8. Contract Duration and Termination
Contracts containing a contractual period are entered into for the period specified in the contract. These contracts are renewed for a further year if they are not terminated by a party at least three months prior to the end of the contractual year in written form.

9. Extent of Use and Granting of Rights
The Company grants the Customer the non-exclusive, perpetual, irrevocable, non-transferable and non-sublicensable right to use the services within the scope of the contract as set out therein. These rights include agreed interim results, training materials, and resources.
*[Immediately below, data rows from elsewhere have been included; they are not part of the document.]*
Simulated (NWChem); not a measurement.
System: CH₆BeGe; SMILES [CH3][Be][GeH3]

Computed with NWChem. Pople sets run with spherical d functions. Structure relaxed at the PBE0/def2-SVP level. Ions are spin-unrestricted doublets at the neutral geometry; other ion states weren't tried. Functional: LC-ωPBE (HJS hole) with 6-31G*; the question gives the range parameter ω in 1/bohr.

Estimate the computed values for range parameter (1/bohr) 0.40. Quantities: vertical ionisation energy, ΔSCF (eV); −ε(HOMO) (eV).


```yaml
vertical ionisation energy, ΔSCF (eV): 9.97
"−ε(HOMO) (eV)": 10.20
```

10. Software Updates and Maintenance
Program updates and maintenance of software developed by the Company include the updating of software with program enhancements and changes. As far as possible and necessary, a yearly release will take place. Only the most recent software version shall be maintained, such version being regularly offered by the Company with the conclusion of a software service contract. Warranty rights remain unaffected. For the installation of third party software the terms and conditions of the specific vendor apply, whereas Company acts as transmitter/agent between the Customer and the software manufacturer.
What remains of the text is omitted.